For years researchers studying permafrost in the Arctic have seen a warming trend. Now scientists at the University of Alaska Fairbanks say it is happening even faster than expected.
Vladimir Romanovsky heads up the Permafrost Laboratory at the University of Alaska Fairbanks’ Geophysical Institute. Based on three decades of study he says the trend is more dramatic than previously thought.
“Even on the North Slope the summer thaw is increasing. We’re getting pretty close to that threshold of beginning of thawed permafrost.”
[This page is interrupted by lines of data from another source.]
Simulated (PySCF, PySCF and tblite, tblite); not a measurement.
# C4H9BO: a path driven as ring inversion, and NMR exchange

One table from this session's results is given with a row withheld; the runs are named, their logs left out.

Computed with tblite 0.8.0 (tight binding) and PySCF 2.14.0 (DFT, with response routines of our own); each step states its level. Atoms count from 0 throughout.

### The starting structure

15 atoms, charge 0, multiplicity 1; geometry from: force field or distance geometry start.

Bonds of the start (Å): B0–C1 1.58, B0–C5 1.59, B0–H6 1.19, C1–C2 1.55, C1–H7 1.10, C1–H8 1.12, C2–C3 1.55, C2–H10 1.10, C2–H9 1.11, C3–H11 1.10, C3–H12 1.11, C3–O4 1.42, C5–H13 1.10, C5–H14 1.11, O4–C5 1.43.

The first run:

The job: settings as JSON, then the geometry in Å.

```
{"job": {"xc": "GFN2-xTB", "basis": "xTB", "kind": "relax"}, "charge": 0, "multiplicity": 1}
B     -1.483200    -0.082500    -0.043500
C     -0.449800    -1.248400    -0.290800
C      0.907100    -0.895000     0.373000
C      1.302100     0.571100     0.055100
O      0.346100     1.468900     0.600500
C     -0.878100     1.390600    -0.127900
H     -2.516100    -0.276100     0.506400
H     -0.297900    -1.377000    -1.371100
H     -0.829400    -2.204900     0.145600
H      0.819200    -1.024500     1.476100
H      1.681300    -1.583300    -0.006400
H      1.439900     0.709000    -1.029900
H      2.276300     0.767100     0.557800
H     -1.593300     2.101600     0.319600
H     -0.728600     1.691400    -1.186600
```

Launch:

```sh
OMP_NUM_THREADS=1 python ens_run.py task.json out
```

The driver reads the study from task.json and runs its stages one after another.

Romanovsky and his team, drew data from several models, as well as their own on-the-ground observations. They entered them into a special permafrost model. From that they developed two scenarios. One projects the consequences of modest reductions in global CO2 emissions. In that scenario the resulting thaw is largely confined to the North Slope’s Brook’s Range. The second scenario assumes today’s CO2 emission rates continue. In that case, more than half of the permafrost on the North Slope and Coastal Plain would be thawed by next century. Romanovsky says as ice-rich soils melt the thawing will be dramatic to ecosystems and infrastructure.
“At one place you can have like half-meter settlement and another, just a few meters from that, almost none. And that’s the most dangerous for infrastructure because the surfaces become very uneven.”
Romanovsky’s findings were reported this week at the fall meeting of the American Geophysical Union.